Justin Fields looks to Bears’ future confident he’s their franchise quarterback
As impressive as Fields was at times, GM Ryan Poles will be tempted by the option to pick his own quarterback — likely a choice between Alabama’s Bryce Young and Ohio State’s C.J. Stroud.
While speculation surges about his future with the Bears, quarterback Justin Fields spoke Monday as though it’s a given that he’s the franchise quarterback. He talked about the upcoming offseason like someone with total certainty about his standing in the organization.
Fields talked about his high hopes for next season, his role as the leader of the team — ‘‘It’s already mine,’’ he said — and his confidence in general manager Ryan Poles to use the wealth of salary-cap space and draft picks he has at his disposal to make major upgrades.
He even mentioned helping Poles recruit free agents.
‘‘I’m sure we’re going to have that conversation here in a bit,’’ Fields said. ‘‘Whatever he’s going to do, I fully trust him. His goal is to make the best team he can for us.’’
That doesn’t sound like someone with even a shred of concern that Poles will use the No. 1 pick to replace him.

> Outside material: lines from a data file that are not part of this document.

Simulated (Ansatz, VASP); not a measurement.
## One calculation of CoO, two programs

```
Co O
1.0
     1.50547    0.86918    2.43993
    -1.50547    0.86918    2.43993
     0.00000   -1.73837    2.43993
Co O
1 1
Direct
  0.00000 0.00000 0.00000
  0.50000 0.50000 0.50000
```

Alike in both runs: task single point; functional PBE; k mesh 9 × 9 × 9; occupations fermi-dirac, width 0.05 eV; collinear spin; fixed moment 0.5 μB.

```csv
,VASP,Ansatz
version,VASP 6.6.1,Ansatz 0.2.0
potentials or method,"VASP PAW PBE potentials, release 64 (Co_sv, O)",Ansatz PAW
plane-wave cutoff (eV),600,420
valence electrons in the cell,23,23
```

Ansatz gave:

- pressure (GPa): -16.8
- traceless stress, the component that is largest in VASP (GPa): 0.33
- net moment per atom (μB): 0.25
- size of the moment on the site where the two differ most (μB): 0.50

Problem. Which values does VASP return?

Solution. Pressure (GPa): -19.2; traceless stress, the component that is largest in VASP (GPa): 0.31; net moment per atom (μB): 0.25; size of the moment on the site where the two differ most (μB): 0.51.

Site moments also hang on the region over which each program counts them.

It’s unlikely, but that possibility will linger until the Bears trade back or take a defensive star with the pick instead. Poles could squash such talk with an absolute endorsement of Fields, but he probably won’t because his job is to drive up trade offers.
As impressive as Fields was at times, Poles will be tempted by the option to pick his own quarterback — likely a choice between Alabama’s Bryce Young and Ohio State’s C.J. Stroud. And Fields was far less convincing down the stretch than he was in October and November.
The best thing Fields established was something he wants to do less. He was the NFL’s best running quarterback and finished 63 yards short of Lamar Jackson’s record of 1,206 yards rushing at the position. His improvement as a passer, however, was modest.
‘‘It’s a rushing record, and I’m a quarterback,’’ Fields said, downplaying its importance. ‘‘If there was one record I’d like to break, it’d be a passing record. We’ll see if we can get that done in the near future.’’
Fields finished seventh in the NFL in rushing yards — no other quarterback cracked the top 30 — but was last among starting quarterbacks at 149.5 yards passing per game. His completion percentage (60.4) and interception percentage (3.5) held steady from his rookie season. He raised his passer rating 12 points to 85.2, which ranked 25th.
Still, for most of the season, Fields was the one player who gave the Bears any chance. As they point to being within a touchdown in the fourth quarter in nine of their 14 losses as cause for optimism, Fields was the reason.
That’s why the best thing they could have done in Week 18 was sit him. The Bears needed to lose to the Vikings and have the Texans beat the Colts to get the No. 1 pick. They safeguarded their side of it by playing Nathan Peterman and Tim Boyle.
They declared Fields out with a strained hip, an injury he played through the week before against the Lions. Not that anyone genuinely fretted about it, but Fields said Monday his hip felt ‘‘pretty good’’ and he ‘‘probably’’ could have played, but he would’ve been at about 80% of his ability.
‘‘But actually it really wasn’t up to me,’’ he said. ‘‘The trainers, they didn’t want me playing. Yeah, I couldn’t be out there.’’
Fields had mixed feelings about his season, saying that he grew in intangible ways, such as his grasp of the offense, but that he still needs to ‘‘get better at a lot of stuff.’’
That last part is the toughest for Poles to evaluate. Would Fields instantly improve his deficiencies with a legitimate offensive line and skill players around him, or would the same shortcomings still be there? And if he is ascending, could Young or Stroud ascend higher and faster?
It’s probably the biggest decision Poles will make in this job. And regardless of the circumstances around him this season, Fields didn’t prove his case conclusively enough to make it an easy one.